The R8’s F1-style steering wheel is festooned with buttons for setting up the various driving modes and torque maps, but thumb the most obvious one – the big red starter button - and one of the all-time great engines fires into life.
It may be heavier than a V8, but boy does the glorious cacophony of sound this V10 produces compensate for that - especially as the software momentarily holds the revs at 2500rpm on start-up, before letting out a crackle and allowing things to settle down to a mildly raucous idle.
Before you do anything else, you must press the sports exhaust button if you want maximum aural pleasure. It opens up all four tailpipes and, with no synthesised accompaniment, lets out pure, honest, exhaust noise. It's truly wonderful.
From a standing start and on sodden roads French roads, the traction is phenomenal. With no turbos to wait for, the engine pulls instantly, but its intensity builds all the way through the rev range, its note deepening while simultaneously rising, as only V10s do. At some point you become aware of a flash of red on the dash telling you you’re about to hit the 8700rpm limiter, so it’s time to change up.
Pull the right-hand paddle and the engine's pitch changes in a millisecond, but there’s no let-up in the sensation of being pinned back in your seat. Keep going and you’ll arrive at the next corner carrying a silly speed, but lean hard on the brake pedal and straight away you're reassured by the awesome feel and massive deceleration from the huge carbon-ceramic discs.
The adaptive rack fitted to this car is super quick and takes a few corners to get used to, but when you do it’s beautifully weighted and precise. Everyone knocks these set-ups, but this one is pretty well sorted, even if it's not quite as telegraphic and fizzing as a 911's or the new McLaren 570S's.

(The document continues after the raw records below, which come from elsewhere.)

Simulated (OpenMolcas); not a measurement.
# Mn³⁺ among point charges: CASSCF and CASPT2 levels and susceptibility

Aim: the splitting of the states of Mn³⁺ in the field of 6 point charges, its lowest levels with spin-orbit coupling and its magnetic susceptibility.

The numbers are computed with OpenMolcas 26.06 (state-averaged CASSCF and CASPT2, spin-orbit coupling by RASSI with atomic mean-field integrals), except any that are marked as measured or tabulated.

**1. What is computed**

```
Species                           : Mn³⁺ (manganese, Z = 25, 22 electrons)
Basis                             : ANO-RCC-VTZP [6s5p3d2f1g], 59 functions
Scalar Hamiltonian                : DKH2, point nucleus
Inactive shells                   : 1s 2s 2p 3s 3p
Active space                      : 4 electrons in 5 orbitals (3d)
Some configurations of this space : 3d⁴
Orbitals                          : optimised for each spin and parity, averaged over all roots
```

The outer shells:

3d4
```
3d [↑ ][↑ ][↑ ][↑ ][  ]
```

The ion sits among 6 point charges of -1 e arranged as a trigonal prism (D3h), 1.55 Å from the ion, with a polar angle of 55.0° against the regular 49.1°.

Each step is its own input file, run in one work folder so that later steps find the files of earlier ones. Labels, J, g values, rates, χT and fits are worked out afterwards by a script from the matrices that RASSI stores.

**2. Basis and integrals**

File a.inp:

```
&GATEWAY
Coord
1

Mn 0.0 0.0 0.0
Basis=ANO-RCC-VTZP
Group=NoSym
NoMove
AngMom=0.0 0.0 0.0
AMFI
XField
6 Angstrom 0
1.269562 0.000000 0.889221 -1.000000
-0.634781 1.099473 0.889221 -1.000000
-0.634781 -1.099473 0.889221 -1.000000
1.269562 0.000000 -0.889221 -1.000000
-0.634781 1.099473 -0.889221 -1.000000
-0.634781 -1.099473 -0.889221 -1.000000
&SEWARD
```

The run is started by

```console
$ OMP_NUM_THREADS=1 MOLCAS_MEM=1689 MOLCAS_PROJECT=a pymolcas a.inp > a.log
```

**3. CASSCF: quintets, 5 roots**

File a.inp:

It’s continually telling you how much purchase the front tyres have, and then, just at the point they’re about to scrub across the asphalt, it feeds you the information you need. No drama, no surprises, just the way it should be in a 600bhp car.
This R8 has the optional adaptive dampers, too, which do a marvellous job of remaining supple over mid-corner bumps so as not to upset the car, while also keeping the lean angles amazingly low.
As you turn into a bend the R8 will understeer, but as you roll off the throttle and feel the weight shift forwards, the front bites again. Be less smooth, with too much entry speed plus a sharper lift, and you’ll need to be quick to catch the slide.
The same is true on corner exit if you’re clumsy on the power; although the throttle is so smooth and progressive you’ll have only yourself to blame for the ensuing drama. Yep, the R8 is still playful, but it lets you decide how much fun you wish to have.
It doesn’t just do the ten-tenths fast stuff, either. Dial the modes back to Comfort and the R8 obliges. The ride, at least on 19in rims, is superb, and with the gearbox in auto it slurs up and down the ratios with an easy style. If you need everyday usability from your supercar, there are not many better options than this.
It’s not hugely practical, but then neither is a Porsche 911 Turbo S. The boot is about the same size as that of the Porsche, and although you don’t have any rear seats for added storage, there is a decent-sized shelf behind the seats that might, at a push, take a set of golf clubs.
The interior design manages a blend of style and ergonomics that the old car couldn’t muster, and of course, this being an Audi, it’s exquisitely finished. If you want to make it even more special, you can choose from a vast array of personalisation options - although looking at some of the prices, you’ll make a sizable dent in your bonus with just a few careless ticks on the order form.